Alison Bechdel’s Fun Home is a novel about a girl who discovers not only her sexuality, but family secrets too. This novel walks readers through the story of the development of a lesbian identity through the use of visual and verbal representation of memories and interpretive acts. The narrator, Alison, draws pictures of her memories through original scenes, passages from novels, photographs, lines from family letters, interior décor, and dialogue. She opens up her life to readers and wants to make sure they get a clear picture of who she is and what has happened to her. There is a lot of ellipsis. However, with Alison’s narration and drawings, we go into depth of her complicated life and find all the missing puzzle pieces that have been left out for so long.
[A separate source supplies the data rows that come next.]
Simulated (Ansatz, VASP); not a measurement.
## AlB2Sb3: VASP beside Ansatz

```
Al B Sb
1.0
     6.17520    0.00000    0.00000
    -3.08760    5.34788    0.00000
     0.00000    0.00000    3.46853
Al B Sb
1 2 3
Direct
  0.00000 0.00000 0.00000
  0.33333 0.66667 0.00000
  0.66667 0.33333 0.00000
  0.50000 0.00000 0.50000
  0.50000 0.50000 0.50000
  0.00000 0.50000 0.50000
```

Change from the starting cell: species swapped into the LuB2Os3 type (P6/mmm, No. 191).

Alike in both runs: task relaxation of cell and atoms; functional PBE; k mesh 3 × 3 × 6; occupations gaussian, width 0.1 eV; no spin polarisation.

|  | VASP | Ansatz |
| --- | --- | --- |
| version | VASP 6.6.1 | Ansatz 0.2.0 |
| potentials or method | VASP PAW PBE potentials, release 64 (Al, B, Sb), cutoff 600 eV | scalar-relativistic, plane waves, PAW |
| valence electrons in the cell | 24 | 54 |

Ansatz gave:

As she was growing up, Alison and her father both struggled with their sexuality, more importantly gender roles. Some struggles were public, like her refusal to grow her hair long, or unwillingness to wear dresses, skirts, or jewelry or her father’s likings to gardening, fine creams, and colognes. However, there was also a lot of resentment kept behind closed doors such as her resentment to her breasts, and her father's affairs with other men. As a child, Alison was somewhat aware of the gender roles that occurred between her and her father. She hated it. On page 96, she says, "where he fell short [with masculine things], [she] stepped in."
Although she didn't realize it fully until she was in college, Alison and her father have spent their lives dealing with the realization of their sexuality. Oddly enough, Alison’s preference towards women and her father's preference toward men became their bond. Her mother made her aware of her father's homosexual affairs when she decided...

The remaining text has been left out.